Both films underline an irony which permeates the Hollywood world of filmmaking and of producing proselytising art generally. Of the two, as I have already pointed out, despite the, to my mind, admirable way it tried to tackle the big WMD lie, Green Zone did finally pull its punch and did, sadly, end as just another war film. In The Valley Of Elah has its critics (on IMDB) from servicemen who say it misrepresents life in the army and the reality of life serving in Iraq, and there is little I can honestly comment about their claims, for obvious reasons.

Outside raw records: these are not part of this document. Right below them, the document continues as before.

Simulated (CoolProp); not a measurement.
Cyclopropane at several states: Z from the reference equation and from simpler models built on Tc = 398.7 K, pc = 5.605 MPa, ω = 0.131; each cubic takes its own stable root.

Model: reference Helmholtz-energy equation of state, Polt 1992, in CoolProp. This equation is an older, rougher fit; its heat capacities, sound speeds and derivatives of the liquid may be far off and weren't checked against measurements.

Usually I can smell bullshit from some distance, and I didn’t get that impression from Tommy Lee Jones’s film. In fact, I rather thought it admirably did play the whole thing very straight when I might perhaps have been tempted to jazz things up for the audience. And resisting that temptation helped to make it, in my view, the very excellent film it is and one I can highly recommend.
. . .
What I really want to do in this entry, apart from recommend one film and laud another as almost there, is to resurrect the matter of fucking George ‘Dubya’ Bush and Tony Blair getting away scot-free with conning their own governments into launching an invasion on a sovereign state for, as far as I am concerned, no very good reason at all. They have got away with it. But there’s even more to it than that (and this is also something I told my son): in the aftermath of the 9/11 attack by Al Qaeda on the Twin Towers in New York, Bush claimed that Saddam was somehow in league with Osama Bin Laden and was aiding and abetting him. The protests from his own intelligence services that this was most certainly not true notwithstanding – Satan would have a better chance palling up with God than Al Qaeda would with Saddam - he went full-steam ahead and insisted on an invasion. But he needed allies. Everyone told him to fuck off – except Tony Blair.
There are two big, but related deep, deep mysteries here: what was Bush’s real motive for wanting to invade Iraq? And what was Blair’s motive for pledging his support?
One explanation (I told my son) and one which I find quite convincing although it is admittedly almost beyond belief was that, at heart, Bush, a recovering alcoholic who always felt he was second-best in his father’s eyes when compared with his brother Jeb, was simply desperate to impress pop, George Bush Snr. Really, you ask? Really? Well, stranger things have occurred, and I do honestly think that lay at the heart of Dubya’s otherwise quite inexplicable decision to invade.
So why did Blair agree to support the invasion? Here I once more think basic human psychology is at play: I have long thought that Blair has somehow, somewhere got a screw loose, that he might well be a sociopath. Most certainly he has the facility for believing his own lies. And I think he gave his support to Dubya because his overwheening vanity made him want to cut more of a dash in the world, to make his mark. Really, you ask? Really? Are you sure?
Well, of course, I can’t be sure, but I think that is a lot closer to the truth than any other suggestion I’ve heard.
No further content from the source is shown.